A database collects data and links it to a logical unit. The individual data units are provided with meta-descriptions and information necessary for their processing. Databases are extremely useful for managing databases and facilitating the retrieval of specific information. In addition, rights can be defined in many databases that determine which persons or programs are authorised to access which data. It is also a matter of presenting the contents in a clear, demand-oriented manner.
Database systems differ conceptually from each other and so have individual strengths and weaknesses. However, all of them are subdivided into the database and the database management system. The “database” refers to the complete set of data to be ordered (also referred to as a “database”). The database management system is responsible for administration and determines structure, order, access rights, dependencies, etc. It often uses a specially defined database language and a suitable database model that defines the database system’s architecture.
Many of these systems can only be read by specific, precisely defined database applications. Nowadays, there is often confusion when a database program is just referred to as a “database” without other specifications. The term is also often used when referring to simple collections of files. Technically, however, a folder on a computer that contains many files, for example, is not yet a database.
Databases are logically structured systems for electronic data management that use database management systems to control affiliations, access rights, and store information about the database they contain. Most databases can only be opened, edited, and read using special database applications.
Why do we need databases?
To make electronic data processing structurally efficient, the concept of the electronic database as a separate software layer between the operating system and the application program was developed in the 1960s. It was the result of practical experience: working manually with individual files, supervising and granting access rights simply proved to be too difficult so electronic data processing was developed to make the task easier. The idea for the electronic database system was one of the most important innovations in the development of the computer.

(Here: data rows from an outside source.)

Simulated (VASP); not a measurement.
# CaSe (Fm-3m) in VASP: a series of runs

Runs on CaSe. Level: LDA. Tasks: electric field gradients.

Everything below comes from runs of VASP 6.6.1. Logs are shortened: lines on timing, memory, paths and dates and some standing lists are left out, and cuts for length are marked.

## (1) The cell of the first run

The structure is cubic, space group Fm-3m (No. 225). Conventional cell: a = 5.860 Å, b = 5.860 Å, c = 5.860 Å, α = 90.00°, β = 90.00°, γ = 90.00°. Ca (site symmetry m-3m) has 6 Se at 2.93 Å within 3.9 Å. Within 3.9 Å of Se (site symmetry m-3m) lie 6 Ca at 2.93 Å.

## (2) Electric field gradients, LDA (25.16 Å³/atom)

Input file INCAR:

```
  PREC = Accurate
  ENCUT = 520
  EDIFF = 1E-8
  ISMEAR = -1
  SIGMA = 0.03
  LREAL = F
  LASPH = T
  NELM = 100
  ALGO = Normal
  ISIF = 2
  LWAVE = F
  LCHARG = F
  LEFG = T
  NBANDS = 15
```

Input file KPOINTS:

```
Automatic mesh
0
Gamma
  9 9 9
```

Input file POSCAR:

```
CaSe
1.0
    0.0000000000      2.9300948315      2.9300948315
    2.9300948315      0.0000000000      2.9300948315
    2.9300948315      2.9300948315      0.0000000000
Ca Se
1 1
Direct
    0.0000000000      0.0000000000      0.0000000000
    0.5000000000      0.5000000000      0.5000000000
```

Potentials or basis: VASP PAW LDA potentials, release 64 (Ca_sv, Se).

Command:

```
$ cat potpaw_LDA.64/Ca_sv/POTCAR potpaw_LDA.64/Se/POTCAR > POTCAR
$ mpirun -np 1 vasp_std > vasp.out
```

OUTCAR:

First, network and hierarchical database models were developed. However, these soon proved to be too simple and technically limited. IBM achieved a major breakthrough in the 1970s with the development of the much more powerful relational database model, which quickly spread into working life. The most successful products of this time were the database language SQL from Oracle and the successor products from IBM, SQL/DS and DB2.
Until the 2000s, well-known manufacturers dominated the market for database software until several open source projects brought in a breath of fresh air. The most popular freely accessible systems include MySQL and PostgreSQL. The trend towards NoSQL systems, which began in 2001, continued the tradition of relational database systems started by manufacturers.
Today, it is impossible to imagine many areas of application without database systems. All business software is based on powerful databases that provide system administrators with extensive options and tools. In addition, data security has become an increasingly important topic in database systems. Finally, passwords, personal information and even electronic currencies are stored and encrypted in electronic databases.
The modern financial system, for example, can be imagined as a network of databases. Most sums of money exist as electronic information units – protecting this information with the help of secure databases is an essential task for financial institutions. Not least because of this, electronic databases are extremely important for modern civilisation.
Functions and requirements of a database management system (DBMS)
A widely used term to describe functions and requirements for transactions in a database management system is ACID, an acronym for atomicity, consistency, isolation, and durability. The partial terms of ACID cover the most important requirements for a DBMS:
- Atomicity or seclusion is the “all or nothing property” of DBMS where only valid queries are made in the correct order and the entire transaction is executed correctly
- Consistency requires that successful transactions leave a stable database, which requires constant reviews of all transactions
- Isolation is the requirement that transactions do not “stand in each other’s way,” which is usually happens with locking functions
- Durability means that all data is stored permanently in the DBMS, even after a successful transaction has been completed. This also applies to system errors or DBMS failures. Transaction logs, for example, which log all processes in the DBMS, are essential for durability
The following is a further subdivision of the functions and requirements that a database management system might have, beyond the ACID model.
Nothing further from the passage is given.